1. What is a Statement of Cash Flows (Cash Flow Statement)?
Ans. The Statement of Cash Flows, also known as the Cash Flow Statement, is a financial statement that shows the inflow and outflow of cash within an organization during a specific period. It provides information about the cash generated from operating activities, investing activities, and financing activities. This statement helps in assessing the liquidity, solvency, and overall financial health of a company.
2. What is the purpose of preparing a Statement of Cash Flows?
Ans. The main purpose of preparing a Statement of Cash Flows is to provide users with information regarding the cash inflows and outflows of a company. It helps users to evaluate the company's ability to generate cash, its liquidity, and its ability to meet short-term obligations. Additionally, it assists in identifying the sources and uses of cash, enabling stakeholders to make informed decisions about the company's financial position.
3. How is the Statement of Cash Flows different from other financial statements?
Ans. Unlike the Balance Sheet and Income Statement, which focus on the company's financial position and profitability, the Statement of Cash Flows provides information about the cash flow activities of the organization. It concentrates on the movement of cash, rather than non-cash items like depreciation or accruals. This statement helps in understanding the cash inflows and outflows, which are essential for assessing the company's liquidity and financial stability.
4. What are the three main sections of the Statement of Cash Flows?
Ans. The Statement of Cash Flows is typically divided into three main sections: Operating Activities, Investing Activities, and Financing Activities. - Operating Activities: This section includes cash flows generated from the company's core business operations, such as cash received from customers and cash paid to suppliers. - Investing Activities: This section includes cash flows related to the purchase or sale of long-term assets, such as property, plant, and equipment, or investments in other companies. - Financing Activities: This section includes cash flows related to the company's financing activities, such as issuing or repurchasing shares, taking loans, or paying dividends.
5. What is the significance of the Statement of Cash Flows for investors and creditors?

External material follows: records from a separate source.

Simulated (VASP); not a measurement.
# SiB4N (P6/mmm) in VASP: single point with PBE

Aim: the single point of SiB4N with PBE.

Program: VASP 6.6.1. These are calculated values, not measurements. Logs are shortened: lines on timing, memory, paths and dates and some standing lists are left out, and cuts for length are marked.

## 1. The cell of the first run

Ans. The Statement of Cash Flows is of great significance for both investors and creditors. It provides valuable insights into the company's cash-generating capabilities, its ability to meet short-term obligations, and the sources of cash used for various activities. Investors can use this information to assess the company's financial health, evaluate its cash flow patterns, and make informed investment decisions. Creditors can analyze the cash flow statement to determine whether the company has sufficient cash flows to repay its debts, making it an essential tool for assessing creditworthiness.